Data Streaming with Zef
Zef offers a built-in streaming capability as a core feature. This allows users to build reactive systems without requiring any additional libraries. In fact, a significant part of the ZefDB is built on top of streams inherently. Users can leverage this streaming capability to react to various events in the database such as the creation, assignment, or removal of entities. The resulting reactive system can be used for a range of applications such as push notifications or real-time data processing.
A data stream consists of three stages: a data producer (source), a processing engine, and a data sink.
In this tutorial, we will explore three different types of data sources for streaming that zef can produce, and learn how to write simple code to react to them.
Reacting to Database Events
Let's say we want to build a reactive system that sends push notifications every time a new movie is created in the database. We can subscribe to the events emitted every time an ET.Movie
is created using the on
operator:
db | on[Instantiated[ET.Movie]] | subscribe[print]
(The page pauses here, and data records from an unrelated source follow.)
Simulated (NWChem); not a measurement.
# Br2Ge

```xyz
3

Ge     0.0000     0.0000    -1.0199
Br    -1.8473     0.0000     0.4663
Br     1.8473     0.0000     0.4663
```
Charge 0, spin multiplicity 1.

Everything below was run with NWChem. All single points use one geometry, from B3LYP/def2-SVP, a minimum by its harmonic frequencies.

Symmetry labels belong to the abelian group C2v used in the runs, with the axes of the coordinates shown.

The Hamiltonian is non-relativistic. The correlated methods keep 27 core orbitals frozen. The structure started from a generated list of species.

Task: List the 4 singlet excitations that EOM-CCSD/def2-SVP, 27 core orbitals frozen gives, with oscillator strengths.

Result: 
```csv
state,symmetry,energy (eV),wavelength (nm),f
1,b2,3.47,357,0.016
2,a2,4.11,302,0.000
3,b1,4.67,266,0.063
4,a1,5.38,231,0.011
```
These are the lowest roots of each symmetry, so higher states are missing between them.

In Zef, a stream is considered lazy until at least one data sink (or consumer) subscribes to it. The subscribe
operator essentially activates the stream and triggers it to start producing and emitting data.
Whenever a new movie is created, Zef will emit an Instantiated
event. Let's create a new movie:
new_movie = ET.Movie(title="Hunger Games")
new_movie | db | run
You should see the following output:
Instantiated({'target': <ZefRef #97 ET.Movie slice=2>})
If we want to send a push notification to users, we can do
def send_push_notification(event):
# do something with the event emitted
message = f"{event.target | F.title | collect} is created!"
effect = FX.HTTP.Request(
url="https://<your_push_notification_service>",
data={
"message" : message
}
)
return effect
(
db | on[Instantiated[ET.Movie]] # Data Source
| map[send_push_notification] # Stream Processing
| subscribe[run] # Data Sink
)
There are two other graph events that we can subscribe to, Assigned
and Terminated
. For example:
db | on[Assigned[AET]] | subscribe[print]
db | on[Terminated[ET.Movie]] | subscribe[print]
Assigned
event is emitted usually when a value is assigned to a node, and usually it is an Attribute Entitiy (AET). Going back to the same example above, when new_movie
is created, the emitted Assigned
event looks like this.
Assigned({'target': <ZefRef #127 AET.String slice=2>, 'prev': None, 'current': 'Hunger Games'})
When a movie is removed from the database, the Terminated
event is emitted:
Terminated({'target': <ZefRef #302 ET.Movie slice=5>})
Pushable Streams
In addition to graph events, Zef also allows us to create pushable streams where we can push messages or data and react to them. It works similarly to creating a "Topic" in Kafka.
To create a pushable stream, we can run the following command:
stream = FX.Stream.CreatePushableStream() | run
After that, we can create a subscription to the stream like this:
def do_something(data):
return f"Doing something with {data}"
(
stream # Data Stream
| map[do_something] # Stream Processing
| subscribe[print] # Data Sink
)
Now, if we have other systems pushing data to this stream, such as data from a HTTP request or a websocket, we can push data to the stream like this:
"new data" | push[stream] | run
Note that pushing an event into a stream is a side-effectful operation itself (the stream is potentially observable and not part of the pure functional core).
The output console should show the following:
Doing something with new data
Web Requests as Data Stream
One can think of web requests as an stream of data. Any incoming requests from a HTTP Server or a Websocket Server can be treated as an event that trigger a series of downstream computation.
handle = FX.HTTP.StartServer(
port=3000
) | run
The return value of executing the HTTP.StartServer
side effect is a dictionary that consist of:
server_uuid
- unique identifier of the serverstream
- A pushable stream where all incoming requests will flow into
Similar to the last example, we can subscribe to the request stream by doing the following:
def handle_request(req: Dict) -> FX:
# construct and return an effect (data)
return FX.HTTP.SendResponse(
server_uuid=req["server_uuid"],
request_id=req["request_id"],
response="Welcome to ZefFX!"
)
(
handle['stream'] # Data Stream
| map[handle_request] # Stream Processing
| subscribe[run] # Data Sink
)
The HTTP server converts external requests to a stream of events and expects a response in form of an effect object (action) to be returned to the runtime within the timeout limit.
subscribe
is an operator which takes an impure function and executes this using the incoming event as an argument, as the events arrive in the stream.
Recap
Zef is continuously improving its reactive component and adding more features, such as more advanced stream processing operators and joins. Additionally, the complexity of building distributed streaming process systems will be absorbed by ZefHub. The goal is to make it easy for users to build streaming and reactive systems.